Stars are the most important objects in the Universe. Even though they make up less than 3% of the matter they make up 100% of the visible matter. They are a major apparatus for studying the universe and its evolution. This includes the remnants left from their deaths and the discarded material from stellar winds during their life. The evolution of a star is qualitatively understood. It begins on the main sequence, burning hydrogen to helium. There it spends the largest fraction of its lifetime. Once a helium core has formed, hydrogen continues to burn in a shell around the core and the stellar radius swells and the star becomes a red giant or supergiant. In the centre of the core helium burning then ignites forming a carbon and oxygen.
Stars with initial masses less than about 8 times the mass of the sun eventually form a carbon-oxygen core is and become asymptotic-giant branch stars. No further nuclear reactions occur in the centre of the star but the two burning shells of hydrogen and helium continue to burn by a series of thermal pulses in which a large amount of nucleosynthesis of heavy elements occurs. Eventually these stars lose their hydrogen envelopes by stellar winds and the carbon-oxygen core is exposed and becomes a white dwarf.
For stars with initial masses greater than 8 times the mass of the sun later burning stages occur. After the formation of a carbon-oxygen core progressively heavier elements burn preventing stellar collapse until an iron core is formed. With no further energy source to prevent the core from collapsing, a neutron star or a black hole is formed and the star explodes as a supernova or long gamma-ray burst. These events, and the strong stellar winds these stars have, make them the an important source of energy and nucleosynthesis products in the interstellar medium. Thus massive stars are important to understand to understand the structure and evolution of galaxies.

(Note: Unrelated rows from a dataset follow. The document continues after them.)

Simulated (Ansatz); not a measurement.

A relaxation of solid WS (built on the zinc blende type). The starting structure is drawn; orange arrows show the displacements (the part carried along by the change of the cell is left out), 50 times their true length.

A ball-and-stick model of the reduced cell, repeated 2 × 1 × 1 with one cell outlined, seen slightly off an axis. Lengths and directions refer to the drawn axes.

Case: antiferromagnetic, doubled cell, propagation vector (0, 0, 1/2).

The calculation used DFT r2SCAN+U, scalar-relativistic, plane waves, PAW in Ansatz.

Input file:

In addition the evolution of any star can be strongly affected if it is in a binary system. The evolution of a binary only differs from that of single stars if the size of the stars is similar to that of the orbit. If this occurs stars can lose mass, possibly transferring some to a companion. Mass-transfer can have dramatic consequences for both stars.
The research into stellar evolution at the IoA encompasses all aspects of stellar evolution but the main themes currently are binary stars, magnetic fields, stellar winds, supernova progenitors, progenitors of gamma-ray bursts, spectral synthesis of resolved and unresolved stellar populations and asymptotic-giant branch stars. The research is primarily theoretical in nature. Our main code is the novel and versatile Cambridge STARS code to produce stellar models to study the above phenomena. In addition we also have strong links with observational groups around the world for which we provide theoretical input.
Sverre Aarseth's research into numerical simulations of many-body (N-body) gravitational interactions has developed into a set of FORTRAN codes which describe the dynamics very closely, and freely downloadable.
The STARS code was originally developed in the 1970's by Peter Eggleton. Over the years, the code has been gradually updated to it's current form.